1. Insurance companies are interested in knowing the population percent of drivers who always buckle up before riding in a car.
When designing a study to determine this population proportion,
what is the minimum number of drivers you would need to survey to
be 95% confident that the population proportion is estimated to
within 0.04? (Round your answer up to the nearest whole
number.)
2. According to a poll, 75% of California adults (377 out of 506 surveyed) feel that education is one of the top issues facing California. We wish to construct a 90% confidence interval for the true proportion of California adults who feel that education is one of the top issues facing California.
Find a 90% confidence interval for the population proportion.

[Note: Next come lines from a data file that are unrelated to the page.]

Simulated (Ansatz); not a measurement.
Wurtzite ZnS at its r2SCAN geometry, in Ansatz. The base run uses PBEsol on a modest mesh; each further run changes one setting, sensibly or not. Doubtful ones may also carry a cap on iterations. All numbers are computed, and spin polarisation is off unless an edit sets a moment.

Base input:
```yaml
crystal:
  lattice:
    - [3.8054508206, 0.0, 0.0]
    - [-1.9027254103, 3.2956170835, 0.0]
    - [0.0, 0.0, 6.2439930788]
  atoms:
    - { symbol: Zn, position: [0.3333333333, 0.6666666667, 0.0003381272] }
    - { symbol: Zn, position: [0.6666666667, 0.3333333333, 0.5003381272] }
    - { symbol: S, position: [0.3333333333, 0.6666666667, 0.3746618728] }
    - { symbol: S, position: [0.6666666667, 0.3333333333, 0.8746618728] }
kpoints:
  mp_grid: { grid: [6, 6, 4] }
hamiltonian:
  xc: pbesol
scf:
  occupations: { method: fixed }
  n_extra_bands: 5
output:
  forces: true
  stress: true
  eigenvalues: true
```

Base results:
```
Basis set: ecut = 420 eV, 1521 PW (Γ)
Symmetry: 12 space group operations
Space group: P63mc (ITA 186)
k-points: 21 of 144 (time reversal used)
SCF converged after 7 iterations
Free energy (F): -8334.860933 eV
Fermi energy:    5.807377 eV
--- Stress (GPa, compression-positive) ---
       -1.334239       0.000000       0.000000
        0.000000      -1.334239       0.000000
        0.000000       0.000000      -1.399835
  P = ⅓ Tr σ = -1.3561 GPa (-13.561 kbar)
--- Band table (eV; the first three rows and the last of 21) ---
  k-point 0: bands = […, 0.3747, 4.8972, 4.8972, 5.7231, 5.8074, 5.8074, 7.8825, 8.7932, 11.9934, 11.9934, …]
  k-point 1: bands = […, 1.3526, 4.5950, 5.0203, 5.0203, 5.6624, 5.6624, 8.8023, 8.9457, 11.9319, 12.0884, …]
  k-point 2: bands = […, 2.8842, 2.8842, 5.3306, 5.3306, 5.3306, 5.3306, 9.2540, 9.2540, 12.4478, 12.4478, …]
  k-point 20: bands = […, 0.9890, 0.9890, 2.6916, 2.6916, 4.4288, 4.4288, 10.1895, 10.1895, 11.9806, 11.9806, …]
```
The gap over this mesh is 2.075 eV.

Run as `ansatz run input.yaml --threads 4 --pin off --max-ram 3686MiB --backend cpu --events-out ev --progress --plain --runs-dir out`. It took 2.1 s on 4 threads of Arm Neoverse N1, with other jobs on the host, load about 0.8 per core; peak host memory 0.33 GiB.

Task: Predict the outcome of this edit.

(Round your answers to three decimal places.)
( ? , ? )
1. Solution :
Given that margin of error E = 0.04
=> if we don't know, assume that p = q = 0.5
=> for 95% confidence level, Z = 1.96
=> Sample size n = p*q*(Z/E)^2
= 0.5*0.5*(1.96/0.04)^2
= 600.25
= 600 (nearest whole number)
2. Solution :
Given that p = 0.75 , n = 506
=> q = 1 - p = 0.25
=> for 90% confidence level, Z = 1.645
=> A 90% confidence interval of the population proportion is
=> p +/- Z*sqrt(p*q/n)
=> 0.75 +/- 1.645*sqrt(0.75*0.25/506)
=> (0.7183,0.7817)
=> (0.718,0.782) (rounded)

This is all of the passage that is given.